The holidays are a time to reflect, give thanks and prepare for the unbounded, nameless future ahead.
For Illinois politicians, that should look something like this:
• Reflect on the perverse power dynamics of the Statehouse.
• Give thanks for your hardworking constituents.
• Steel yourself for a future without the Grinch of Springfield: House Speaker Mike Madigan.
Members of the House will vote for speaker on Jan. 11. If Democrats choose Madigan for the 17th time, he will be crowned the longest-serving House speaker in U.S. history.
This longevity has not yielded a jolly, old elf.
Rather, it has left Illinoisans with a legislative body controlled by the will of a single man. Forthcoming research from the Illinois Policy Institute reveals Madigan has more in common with a Latin American caudillo, a despotic strongman, than he does with any legislative leader in this country.
Like the green creature looking down upon Whoville, Madigan plays by his own rules. And those rules serve to pummel those below him. No other state in the country grants so much power to one legislative leader.
There are four pillars of Madigan’s cartoonish power in the House, all dictated by the legislative rules. A new speaker could decide to change these rules and bring power back to the other 117 state representatives.
For this reason alone, rumors of a Democrat challenger to Madigan for the speakership are tidings of comfort and joy.
First, Madigan controls what bills make it to a vote.
The speaker controls the Rules Committee, which is supposed to serve as a traffic cop, directing each bill to the appropriate committee for a proper hearing. It instead serves as a straightjacket for reforms Madigan loathes. This is why Illinoisans don’t hear about their lawmaker taking a substantive vote on term limits, a property tax freeze or mapmaking reform.
More than 40 states don’t require bills to pass through a rules committee at all. Not here. In Illinois, the only way to get a bill out of Madigan’s Rules Committee without his consent is to have a supermajority of House members become sponsors of the bill. This is virtually impossible.
Second, Madigan appoints all 49 committee chairs and the $10,000 stipends that come with them.
This tucks dozens of representatives neatly into Madigan’s pocket, oftentimes for little work. Nine of those committees had fewer than five meetings in 2015. Two didn’t meet at all: Intermodal Infrastructure and International Trade and Commerce. Vote against Madigan’s wishes on an important piece of legislation – or the speakership – and he strips the chairmanship with a flick of his wrist.
Illinois is one of only nine states that pay bonuses to the chairs of every standing legislative committee.
Third, Madigan controls who votes in those committees. In addition to the leadership bonus, committee chairs don’t even have to take tough votes that could haunt them in their districts.

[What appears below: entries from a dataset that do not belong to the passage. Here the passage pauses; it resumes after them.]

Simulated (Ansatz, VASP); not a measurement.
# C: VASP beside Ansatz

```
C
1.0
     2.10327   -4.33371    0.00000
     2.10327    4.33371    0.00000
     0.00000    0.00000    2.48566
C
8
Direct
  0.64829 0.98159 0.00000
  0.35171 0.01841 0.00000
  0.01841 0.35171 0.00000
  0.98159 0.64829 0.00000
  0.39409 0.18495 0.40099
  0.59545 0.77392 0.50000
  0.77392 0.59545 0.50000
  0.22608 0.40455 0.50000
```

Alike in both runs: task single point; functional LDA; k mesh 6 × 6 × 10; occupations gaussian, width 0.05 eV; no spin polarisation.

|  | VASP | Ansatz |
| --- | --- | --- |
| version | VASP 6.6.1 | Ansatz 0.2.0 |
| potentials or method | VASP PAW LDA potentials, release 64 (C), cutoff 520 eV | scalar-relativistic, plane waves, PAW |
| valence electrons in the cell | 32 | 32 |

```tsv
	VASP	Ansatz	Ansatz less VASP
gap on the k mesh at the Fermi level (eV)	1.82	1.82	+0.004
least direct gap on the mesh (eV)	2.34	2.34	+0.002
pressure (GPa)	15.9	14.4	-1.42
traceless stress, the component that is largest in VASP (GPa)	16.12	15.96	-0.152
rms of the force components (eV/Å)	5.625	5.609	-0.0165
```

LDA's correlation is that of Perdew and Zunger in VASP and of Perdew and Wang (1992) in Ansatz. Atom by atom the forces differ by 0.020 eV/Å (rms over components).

Madigan simply swaps out committee members at will, often replacing them with a Democrat holding a safe seat who votes Madigan’s way.
Only 29 of the 99 legislative chambers in the U.S. explicitly allow this practice. The Illinois House is one of them. Legislative committees there made more than 600 substitutions in 2016.
Fourth, Madigan controls when a bill is called for a vote.
There is no strict calendar showing when bills will be called for a vote in Illinois. Only Madigan knows. Catching lawmakers flat-footed with a complex piece of legislation is commonplace, and the resulting lack of substantive debate suits Madigan just fine. Knowledge is power.
There’s a lot at stake in the upcoming vote for speaker. But House Democrats aren’t being honest about their options.
Most frame the vote as Madigan against a Republican. But what if a brave Democrat emerged to challenge the speaker? One who could, at the very least, change the legislative rules to allow for healthy decision-making in the House?
If the House Republicans decide to reach across the aisle and vote for a Democrat speaker replacement, all it would take is nine brave Democrats to end Madigan’s tenure as speaker.
As things stand, deliberative democracy is dead in Illinois. Madigan killed it. But a Christmas miracle on Jan. 11 could bring it back to life.